How and Why Two Factor Authentication
Introduction
As more and more apps started promoting—or even requiring—two-factor authentication (2FA), I ended up installing Google Authenticator on my phone. But to be honest, for a long time all I really knew was: “open the app and type in the six-digit code.” I never actually understood why the code keeps changing or how the server verifies it. It wasn’t until recently, while testing some login-related logic, that I finally went back and filled in this gap in my understanding.
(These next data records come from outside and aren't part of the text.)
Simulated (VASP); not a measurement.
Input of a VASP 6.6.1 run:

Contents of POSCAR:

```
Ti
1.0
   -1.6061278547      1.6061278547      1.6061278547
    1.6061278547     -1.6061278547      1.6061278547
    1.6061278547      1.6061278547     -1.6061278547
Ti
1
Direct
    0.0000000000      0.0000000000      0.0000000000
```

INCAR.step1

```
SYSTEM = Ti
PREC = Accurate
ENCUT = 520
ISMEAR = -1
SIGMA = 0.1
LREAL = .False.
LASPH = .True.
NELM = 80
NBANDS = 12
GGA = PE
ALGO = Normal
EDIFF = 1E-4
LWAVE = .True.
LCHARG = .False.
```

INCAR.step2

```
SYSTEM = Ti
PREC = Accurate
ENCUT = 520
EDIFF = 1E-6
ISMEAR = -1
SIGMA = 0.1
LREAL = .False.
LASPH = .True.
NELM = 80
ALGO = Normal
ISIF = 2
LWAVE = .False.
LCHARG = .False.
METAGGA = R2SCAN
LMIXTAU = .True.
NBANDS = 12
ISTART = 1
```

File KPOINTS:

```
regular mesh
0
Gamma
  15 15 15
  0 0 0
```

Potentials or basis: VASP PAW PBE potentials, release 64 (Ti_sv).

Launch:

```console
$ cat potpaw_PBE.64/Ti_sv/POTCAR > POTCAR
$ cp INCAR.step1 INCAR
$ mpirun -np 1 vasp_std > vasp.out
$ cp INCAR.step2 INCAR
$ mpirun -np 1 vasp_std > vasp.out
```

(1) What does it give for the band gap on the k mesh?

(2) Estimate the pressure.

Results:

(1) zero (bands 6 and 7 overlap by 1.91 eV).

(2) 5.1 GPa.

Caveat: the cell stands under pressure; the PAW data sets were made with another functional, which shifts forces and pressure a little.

Authentication Factors in Cybersecurity
- What you know: Passwords, PIN codes
- What you have: Phone, physical keys, app-generated codes
- What you are: Fingerprints, face, iris
Two Factor Authentication (2FA)
Compared to traditional single passwords:
- Database breaches leading to password leaks
- Users reusing passwords, weak passwords, forgetting passwords
- Replay attacks
- Social engineering or phishing websites
To enhance security, two factor authentication requires two or more different authentication factors. Security usually comes from the combination of different types of factors rather than stacking the same type. For example:
- Password + SMS verification code
- Password + Google Authenticator verification code
- Password + fingerprint
One Time Passwords (OTP)
An OTP is a password that can be used only once and typically has time or event constraints. Even if an attacker intercepts an OTP, it is hard to reuse it within its validity period. OTP is not a single technology but a concept, with various implementation methods, each having its pros and cons:
| OTP Type | Description | Advantages | Disadvantages | Common Use Cases |
|---|---|---|---|---|
| SMS OTP | Server generates a random code and sends it via SMS to the user’s phone | Easy to implement, user familiarity, no extra app required | SIM swap attacks, possible interception or delays, sending costs | Traditional website logins, low-risk banking operations |
| Email OTP | Sends a one-time authentication code to the user’s email | Low cost, easy implementation, does not rely on mobile | Email may be compromised, poor immediacy | Registration verification, password recovery processes |
| Hardware (Token OTP) | Uses a physical device to generate regularly changing OTPs | Does not rely on the internet, high security, hard to attack remotely | High cost, replacements needed if lost, inconvenient to carry | Internal enterprise systems, financial institutions |
| App OTP (TOTP) | Generates OTP based on time through an app (e.g., Google Authenticator) | No need for the internet, standardized, high security, low cost | Secret leaks become invalid, might be subject to real-time phishing | Mainstream 2FA, cloud services |
| Event-based OTP (HOTP) | Generates a new OTP by incrementing a counter after each use | Not time-dependent, unaffected by clock drift | Can easily go out of sync, implementation is complex | Specific hardware tokens |
From a security and practical perspective, TOTP is currently the most balanced OTP solution in terms of security, cost, and user experience. It is also the mainstream choice for modern 2FA, utilized by Google Authenticator, Microsoft Authenticator, and Authy.